Posts Tagged ‘BC’
1.28 the roots of states
Yams, sweet potatoes, taro and dried salmons are calorie-rich but perishable goods: they can be stored for only a few months. In the Levant (the ‘fertile crescent’ in the Middle-East) could cereals be harvested and stored till the next year. Only on the places where wheat, rice and maize could be found and cultivated, chiefdoms could evolve to states. The first actual states, based on a wheat-economy, emerged in the Middle East.
Endowed with wild cereals and animal species suitable for domestication (sheep, goats, cattle and pigs), the Levant and the foothills of the Zagros Mountains (today’s Eastern Turkey) facilitated an early conversion to a more sedentary way of life. The climatic warming after 12,600 BC enticed foraging women to build ever more permanent huts near rich fields of wild wheat, to prevent that other foragers were earlier on the spot to harvest the food[1]. The women learned to store their seasonal yield, so that they could pound the grains with pestles on grinding stones during winter and spring time, producing flour for baking bread every day.

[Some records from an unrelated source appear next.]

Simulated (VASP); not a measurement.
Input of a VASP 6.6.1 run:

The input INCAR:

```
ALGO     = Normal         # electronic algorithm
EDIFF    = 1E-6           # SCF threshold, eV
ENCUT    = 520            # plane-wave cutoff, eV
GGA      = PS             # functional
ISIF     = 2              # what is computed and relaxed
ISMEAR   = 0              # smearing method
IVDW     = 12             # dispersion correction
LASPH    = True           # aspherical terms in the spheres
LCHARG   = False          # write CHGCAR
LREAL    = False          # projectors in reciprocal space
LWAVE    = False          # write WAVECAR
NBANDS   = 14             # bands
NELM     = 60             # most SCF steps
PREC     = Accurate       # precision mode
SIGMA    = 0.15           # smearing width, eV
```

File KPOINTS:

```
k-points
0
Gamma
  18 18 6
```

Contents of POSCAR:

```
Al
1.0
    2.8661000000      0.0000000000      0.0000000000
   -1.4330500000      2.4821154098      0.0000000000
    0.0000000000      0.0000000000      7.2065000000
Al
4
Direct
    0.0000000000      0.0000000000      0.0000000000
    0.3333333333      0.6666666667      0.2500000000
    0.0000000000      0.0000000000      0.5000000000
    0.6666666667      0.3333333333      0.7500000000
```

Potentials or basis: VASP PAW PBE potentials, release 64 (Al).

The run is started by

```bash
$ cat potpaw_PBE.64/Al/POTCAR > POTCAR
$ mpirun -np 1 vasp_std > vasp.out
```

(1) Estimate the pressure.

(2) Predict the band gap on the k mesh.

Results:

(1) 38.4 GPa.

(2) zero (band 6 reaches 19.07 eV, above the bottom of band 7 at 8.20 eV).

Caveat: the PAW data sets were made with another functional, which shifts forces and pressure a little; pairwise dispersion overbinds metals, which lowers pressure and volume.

Natufian culture, about 12,000 BC until 9500 BC
The population of this region – named Natufians after the archaeological sites around Wadi al-Natuf – bloomed until a return of cold and dryness around 10,800 BC[2] caused famine, forcing most survivors to return to their ancestral nomadic way of life. Some women, trying to placate the Great Mother Earth (who had been so generous before and apparently had got angry now) by returning some of the best grains to special places. And behold: the great Mother was grateful and produced more of this same quality wheat in the next season. This was the beginning of agriculture. Selecting the best grains for Mother Earth was the beginning of cultivation. In essence this attempt to influence the powers of nature was the first form of ‘sacrificing’ that in later times, when men took control over religion, would develop into more specific forms, involving altars, priests and temples.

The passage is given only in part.